Some legends say that, when the man insisted that he was too beguiled by her beautiful eyes to resist her, she plucked them out and sent them to him, only to have her vision restored by God. For this reason, she is often portrayed in art holding a tray bearing two eyes.
Despite such drastic measures, Lucy’s betrothed would not be cast aside so easily. After three years of rejection from her, he went before the governor of Sicily and denounced Lucy as a Christian, a crime in the Roman Empire at that time. The governor sentenced Lucy to spend the rest of her days in a brothel, but when his guards tried to take her away, they were unable move her, even with a team of oxen. Undeterred, the governor ordered her to be burned alive. He had her surrounded by bundles of wood, but every time the wood was lit, it miraculously went out. Eventually, her persecutors ended her life by stabbing her in the throat with a spear.
A Dark Day
So what does this gruesome story have to do with Christmas? St. Lucy’s feast is December 13. Prior to the adoption of the Gregorian Calendar in 1582, this date coincided with the winter solstice, the shortest day of the year, and the start of longer days to come. That, and the part of her story where she regains her sight, have caused her feast day to be associated with light. In fact, her name, Lucia, means “light” in Latin. In Medieval Europe, many recited this rhyme during the solstice:
Lucy light, Lucy light,
Shortest day and longest night.
During the long night of St. Lucy’s Day, revelers fought the darkness with bonfires, torchlight processions, and all-night celebrations.

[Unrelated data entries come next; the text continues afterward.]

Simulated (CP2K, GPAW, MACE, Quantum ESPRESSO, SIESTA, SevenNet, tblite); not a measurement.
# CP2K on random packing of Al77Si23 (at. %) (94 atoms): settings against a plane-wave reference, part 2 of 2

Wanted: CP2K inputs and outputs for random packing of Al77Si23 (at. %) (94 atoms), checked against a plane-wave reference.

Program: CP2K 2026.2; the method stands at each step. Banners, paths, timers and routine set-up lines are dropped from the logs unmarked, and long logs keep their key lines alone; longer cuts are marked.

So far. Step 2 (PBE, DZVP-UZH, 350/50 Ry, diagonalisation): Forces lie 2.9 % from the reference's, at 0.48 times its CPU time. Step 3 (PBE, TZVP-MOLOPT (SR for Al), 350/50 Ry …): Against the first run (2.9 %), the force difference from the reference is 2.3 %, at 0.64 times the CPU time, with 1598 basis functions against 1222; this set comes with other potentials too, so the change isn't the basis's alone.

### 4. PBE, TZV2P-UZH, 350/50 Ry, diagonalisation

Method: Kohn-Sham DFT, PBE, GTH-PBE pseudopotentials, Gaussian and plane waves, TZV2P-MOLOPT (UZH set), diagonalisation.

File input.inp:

In her native Sicily, as well as in Scandinavia, Eastern Europe, and areas of the United States with large Scandinavian concentrations, Lucy’s feast day remains an important part of the holiday season.
In Swedish Saint Lucia festivities, it is traditional for the eldest daughter of the household to dress as Lucy, wearing a white gown with a red sash, and a wreath of candles on her head. The “Lucy Bride” serves coffee and sweets, especially St. Lucia buns, rich yeast-leavened sweet buns flavored with saffron, cinnamon, nutmeg, and currants.
The association of a white Christmas with clear weather during the feast of St. Lucy isn’t the only weather lore surrounding the day. Another legend claims that the weather on each of the twelve days from St. Lucy to Christmas Eve foretells the weather for the twelve months of the coming year.
So, if you want to know what the weather will be during the coming year, or at least on Christmas day, be sure to pay attention on December 13th!